Skip to main content

A Python client library for the Graphon API - Build knowledge graphs from your files

Project description

Graphon Client

A Python client library for the Graphon API - Build unified knowledge graphs from your files.

Features

  • 🚀 Simple API: Upload files, create knowledge bases, and query them in just a few lines
  • 📁 Multi-format Support: Process videos (MP4, MOV), documents (PDF, DOCX), and images (JPG, PNG)
  • 🔄 Async/Await: Built on httpx for high-performance async operations
  • 🎯 Auto Type Detection: Automatically detects file types from extensions
  • 📊 Status Polling: Built-in polling for long-running operations
  • 🔒 Secure: API key authentication with role-based access control

Installation

pip install graphon-client

Quick Start

import asyncio
from graphon_client import GraphonClient

async def main():
    # Initialize client with your API key
    client = GraphonClient(api_key="your_api_key_here")
    
    # Upload and process files (auto-detects file types)
    file_objects = await client.upload_and_process_files(
        ["/path/to/video.mp4", "/path/to/document.pdf"],
        poll_until_complete=True  # Wait for processing to complete
    )
    
    # Create a knowledge graph from processed files
    file_ids = [f.file_id for f in file_objects]
    group_id = await client.create_group(
        file_ids,
        group_name="My Knowledge Base",
        wait_for_ready=True  # Wait for graph building to complete
    )
    
    # Query your knowledge graph
    response = await client.query_group(
        group_id,
        "What are the main topics discussed?"
    )
    print(response.answer)
    
    # Access sources by citation key
    for key, source in response.sources.items():
        print(f"{key}: {source['source']['node_type']}")

asyncio.run(main())

One-Shot Convenience Method

For the simplest workflow, use the all-in-one method:

async def quick_start():
    client = GraphonClient(api_key="your_api_key_here")
    
    # Upload, process, and create group in one call
    group_id = await client.upload_process_and_create_group(
        file_paths=["/path/to/file1.pdf", "/path/to/file2.mp4"],
        group_name="My Knowledge Base"
    )
    
    # Query immediately
    response = await client.query_group(group_id, "Summarize the content")
    print(response.answer)

Get Your API Key

  1. Sign up at https://graphon.ai
  2. Navigate to Settings → API Keys
  3. Create a new API key
  4. Save it securely (it's only shown once!)

Core Concepts

Files

Individual files that are uploaded and processed. Each file gets a unique file_id and goes through processing to extract content and build a knowledge graph.

Processing Statuses:

  • UNPROCESSED: File uploaded but not yet processed
  • PROCESSING: File is being processed
  • SUCCESS: Processing completed successfully
  • FAILURE: Processing failed

Groups

Collections of files with a unified knowledge graph. Query multiple files together as a single knowledge base.

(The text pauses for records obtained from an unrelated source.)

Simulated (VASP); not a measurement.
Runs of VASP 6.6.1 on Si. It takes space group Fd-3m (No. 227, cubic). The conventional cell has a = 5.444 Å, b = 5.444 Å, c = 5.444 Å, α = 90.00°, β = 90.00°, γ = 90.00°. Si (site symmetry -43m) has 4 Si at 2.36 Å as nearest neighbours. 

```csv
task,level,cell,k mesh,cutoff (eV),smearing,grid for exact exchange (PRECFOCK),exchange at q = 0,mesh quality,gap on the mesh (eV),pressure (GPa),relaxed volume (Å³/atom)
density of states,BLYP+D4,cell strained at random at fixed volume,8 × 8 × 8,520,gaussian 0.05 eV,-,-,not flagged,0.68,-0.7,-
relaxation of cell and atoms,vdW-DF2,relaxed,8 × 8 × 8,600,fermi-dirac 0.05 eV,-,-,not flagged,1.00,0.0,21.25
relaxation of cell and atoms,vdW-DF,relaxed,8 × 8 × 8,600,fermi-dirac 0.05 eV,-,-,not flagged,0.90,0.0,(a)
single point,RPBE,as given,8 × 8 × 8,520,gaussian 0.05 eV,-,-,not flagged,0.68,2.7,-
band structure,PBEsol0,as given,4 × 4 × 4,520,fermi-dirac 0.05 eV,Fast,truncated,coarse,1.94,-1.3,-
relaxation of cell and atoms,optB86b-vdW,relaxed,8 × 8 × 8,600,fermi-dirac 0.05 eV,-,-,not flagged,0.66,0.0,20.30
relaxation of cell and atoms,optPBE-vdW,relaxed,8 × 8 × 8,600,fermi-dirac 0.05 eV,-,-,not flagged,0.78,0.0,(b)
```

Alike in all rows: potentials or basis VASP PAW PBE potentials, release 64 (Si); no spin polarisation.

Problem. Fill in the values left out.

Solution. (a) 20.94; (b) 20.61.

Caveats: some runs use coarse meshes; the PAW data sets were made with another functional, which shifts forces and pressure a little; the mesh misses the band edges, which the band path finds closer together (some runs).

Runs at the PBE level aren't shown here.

Key Concept: Create Once, Query Many Times

Once you create a group, you can query the same group_id as many times as you want. There's no need to re-create the group for the same set of files. Groups are persistent knowledge bases - creating the group builds the graph (a one-time operation), and querying is lightweight and can be done repeatedly.

# Create the group once
group_id = await client.create_group(file_ids, "My Knowledge Base", wait_for_ready=True)

# Query as many times as you want with the same group_id
response1 = await client.query_group(group_id, "What are the main topics?")
response2 = await client.query_group(group_id, "Summarize the key findings")
response3 = await client.query_group(group_id, "What conclusions were drawn?")

Graph Statuses:

  • pending: Group created but no files added yet
  • building: Unified graph is being built
  • ready: Graph is ready for querying
  • failed: Graph building failed

API Reference

Client Initialization

client = GraphonClient(
    api_key="your_api_key_here",
    base_url="https://api-frontend-485250924682.us-central1.run.app"  # Optional
)

File Operations

Upload and Process Files

file_objects = await client.upload_and_process_files(
    file_paths=["/path/to/file1.pdf", "/path/to/file2.mp4"],
    poll_until_complete=True,  # Wait for processing (default: True)
    timeout=1800,  # Max wait time in seconds (default: 30 min)
    poll_interval=3,  # Check status every N seconds (default: 3)
    on_progress=lambda step, current, total: print(f"{step}: {current}/{total}")
)

# Returns list of FileObject with file_id, file_name, processing_status

Get File Status

file_detail = await client.get_file_status(file_id)
print(f"Status: {file_detail.processing_status}")

List Files

files = await client.list_files(
    status_filter="SUCCESS",  # Optional: filter by status
    file_type="video"  # Optional: filter by type
)

Poll File Until Complete (Manual)

file_detail = await client.poll_file_until_complete(
    file_id,
    timeout=1800,
    poll_interval=3,
    on_progress=lambda status: print(f"Status: {status}")
)

Group Operations

Create Group

group_id = await client.create_group(
    file_ids=["file-id-1", "file-id-2"],
    group_name="My Knowledge Base",
    wait_for_ready=True,  # Wait for graph building (default: False)
    timeout=3600,  # Max wait time in seconds (default: 1 hour)
    poll_interval=5,  # Check status every N seconds (default: 5)
    on_progress=lambda status: print(f"Graph status: {status}")
)

Query Group

Query a group's unified knowledge graph with sources mapped by citation keys:

response = await client.query_group(
    group_id="group-id-here",
    query="What are the key insights?",
    return_source_data=False,  # Set to true to get content/URLs (default: False)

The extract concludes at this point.